I feel like I'm going to break. I have so many emotions swimming around in my head now and I'm not really sure what to do with all of them.
I'm really looking forward to our next adventure. I'm excited to move and I'm reeaallly excited to find a place to call home. Coming into this, we thought we'd only be "homeless" for a couple of months. When it's all said and done it will be a year.
I feel like we've had to put our entire lives on hold for that year. I feel like we haven't been a real married couple and a real family. It's hard to have any conversation without someone seemingly hanging on your every word. It's hard to get into a routine when you have to follow the one already set by the household. It's hard to be yourself sometimes even when it is just family around.

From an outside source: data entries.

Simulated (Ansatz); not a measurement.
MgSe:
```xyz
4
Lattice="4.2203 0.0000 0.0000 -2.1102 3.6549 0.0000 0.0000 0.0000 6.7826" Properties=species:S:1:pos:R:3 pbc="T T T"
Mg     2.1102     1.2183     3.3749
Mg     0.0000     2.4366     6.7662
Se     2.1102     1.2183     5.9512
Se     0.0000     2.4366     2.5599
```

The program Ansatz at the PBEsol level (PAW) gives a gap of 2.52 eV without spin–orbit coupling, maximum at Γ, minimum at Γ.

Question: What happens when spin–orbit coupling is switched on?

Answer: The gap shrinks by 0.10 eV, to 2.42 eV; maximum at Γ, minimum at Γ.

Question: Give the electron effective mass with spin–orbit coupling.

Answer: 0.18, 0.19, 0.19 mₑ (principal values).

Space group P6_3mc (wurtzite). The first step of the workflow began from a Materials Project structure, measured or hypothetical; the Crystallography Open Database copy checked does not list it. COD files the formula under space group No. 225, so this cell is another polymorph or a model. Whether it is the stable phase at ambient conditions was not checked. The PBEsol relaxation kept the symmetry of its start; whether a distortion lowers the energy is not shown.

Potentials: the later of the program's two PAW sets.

I feel like I'm going to go nuts over the money issue. Overall, we've done really well. We've basically lived off of our savings and extra money we earned from moving for this year. We're at the point where that money is almost gone and I'm worried how we're going to make it through September, let alone set up a new home. On one hand, I am thankful that we really beefed up our savings when we had the opportunity. On the other, I am just raging mad that that money is gone. We had a decent down payment saved. It's gone.
I want to have a wonderful birthday for Alex, even though I know he doesn't know the difference. I don't want him to have to go without. I think any parent can relate to that. That goes for just about everything, not just birthday parties.
I feel like I'm being taken advantage of too. I am constantly cleaning up other people's messes and washing other people's clothes. It gives me something to do but I hate that it feels like it's expected. Is it so hard to take the trash out or wipe the counter off after you make breakfast or lunch for yourself? I only wish I could be a fly on the wall after we leave. Then, and only then, will everyone realize just how good they had it.
I'm bubbling with excitement, sad that Chris is leaving, worried about money, frustrated with our situation and hurt by my family. I wish that is was all just a dream and I'd wake up tomorrow in our new home.
2 comments:
((HUGS)) I also know what it is like to crack and feel the weight of the world! Hang in there, you will get through this!!
We will hopefully be coming home soon and I would love to meet up with you and catch up!!! Maybe Alex and Kylie will actually interact a little better!! : )
UGH. I seriously can't imagine what you are going through. Actually I can, and homicide comes to mind. I would not be able to live with his parents, and It would be difficult to even live with my dad, who is really cool about stuff.
I CAN relate to the money issue. It sucks, and I totally understand what you are going through. We had a nice nest egg, and the triplets ate it. Literally.
(((HUGS))) Just think...SOON you will have your own place again!!!